Slaying trial date set in Coffee County, TN

photo Michael Lee Curtis
photo Kayla D. Qualls
photo Site where body was found in Franklin County, Tenn.

A man charged with killing his grandchildren's mother in November 2012 is set for trial in August in a first-degree murder case in Coffee County, Tenn.

Michael L. Curtis -- now 50 and charged in the Nov. 26, 2012, slaying of the 23-year-old mother, Kayla D. Qualls -- faces an Aug. 25 trial date on the murder charge, according to Coffee County Circuit Court records and District Attorney Mickey Layne's office.

Curtis' lawyer, assistant public defender Jess Stockwell, declined comment on the case.

"At this point, we are waiting for any motions to be filed by the defense," assistant district attorney Kristy West said Tuesday. She and lead assistant district attorney Ken Shelton are prosecuting the case.

No defense motions have been filed, West said.

Curtis was arrested Nov. 28, 2012, following a search of the home in Tullahoma he shared with his son, Nick, the father of Qualls' two children. She was a 2007 Moore County High School graduate, last seen alive the morning of her slaying.

According to testimony in a preliminary hearing last March, Qualls went to pick up her children from Curtis' home on General Street in Tullahoma where he lived with his son and father of the children, Nick Curtis, the Tullahoma News reported.

In a videotaped statement, Quall's then-4-year-old son told investigators that his grandfather "hit mama and knocked her down and choked her," the report states. Curtis then sent the child to his room.

During questioning, Curtis said that Qualls put her finger on his nose when he told her that he didn't want her boyfriend correcting his grandchildren, a district attorney's office investigator testified last March.

The investigator testified that Curtis said Qualls then spit in his face and that the grandfather "went off and killed her."

Curtis struck Qualls several times, choked her and dragged her to the back porch where he struck her four or five more times with a baseball bat.

Curtis then put Qualls into her 2000 Ford Explorer and drove her to a wooded area on Spring Creek Road in Franklin County, Tenn., where he left her body and vehicle, according to testimony last March.

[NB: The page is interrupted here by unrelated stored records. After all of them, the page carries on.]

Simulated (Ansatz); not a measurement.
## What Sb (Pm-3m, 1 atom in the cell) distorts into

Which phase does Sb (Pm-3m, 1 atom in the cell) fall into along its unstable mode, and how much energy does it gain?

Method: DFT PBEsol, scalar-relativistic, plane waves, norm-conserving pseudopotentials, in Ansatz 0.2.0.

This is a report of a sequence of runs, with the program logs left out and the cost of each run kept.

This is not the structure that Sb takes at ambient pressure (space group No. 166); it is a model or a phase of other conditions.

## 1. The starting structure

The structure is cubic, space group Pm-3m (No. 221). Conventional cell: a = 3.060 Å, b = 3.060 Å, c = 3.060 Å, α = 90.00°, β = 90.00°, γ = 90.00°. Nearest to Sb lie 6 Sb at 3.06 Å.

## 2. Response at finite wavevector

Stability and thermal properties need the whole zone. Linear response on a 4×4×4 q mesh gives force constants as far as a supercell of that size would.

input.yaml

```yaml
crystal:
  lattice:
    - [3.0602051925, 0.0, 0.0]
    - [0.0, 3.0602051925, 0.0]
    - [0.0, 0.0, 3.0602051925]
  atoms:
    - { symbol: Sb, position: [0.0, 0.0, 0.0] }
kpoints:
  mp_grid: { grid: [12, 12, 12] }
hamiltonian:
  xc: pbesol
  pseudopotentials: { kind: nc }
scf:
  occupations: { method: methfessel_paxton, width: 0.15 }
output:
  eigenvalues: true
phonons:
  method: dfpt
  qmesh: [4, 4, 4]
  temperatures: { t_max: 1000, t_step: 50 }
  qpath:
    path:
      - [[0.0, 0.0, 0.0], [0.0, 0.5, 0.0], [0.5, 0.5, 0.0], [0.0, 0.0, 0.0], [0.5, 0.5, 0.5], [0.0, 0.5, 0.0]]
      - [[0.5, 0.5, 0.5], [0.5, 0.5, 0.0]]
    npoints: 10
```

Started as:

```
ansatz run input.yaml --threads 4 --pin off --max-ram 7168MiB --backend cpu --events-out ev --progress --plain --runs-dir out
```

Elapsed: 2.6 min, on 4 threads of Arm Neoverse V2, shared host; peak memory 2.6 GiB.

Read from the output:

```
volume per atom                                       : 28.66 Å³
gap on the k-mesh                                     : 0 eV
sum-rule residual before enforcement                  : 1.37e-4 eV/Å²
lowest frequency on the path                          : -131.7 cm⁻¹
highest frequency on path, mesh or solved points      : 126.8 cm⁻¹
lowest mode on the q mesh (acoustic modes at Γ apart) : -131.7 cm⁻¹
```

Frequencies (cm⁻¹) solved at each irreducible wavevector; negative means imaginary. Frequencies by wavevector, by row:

Authorities say a pair of hunters came upon the grisly scene on Nov. 26, 2012.

Nick Curtis, named early on as a "person of interest," was not charged in connection with Qualls' killing, but he was charged recently with filing a false report for allegedly lying to police during the investigation of his father. West said Nick Curtis faces a court appearance on that charge this week.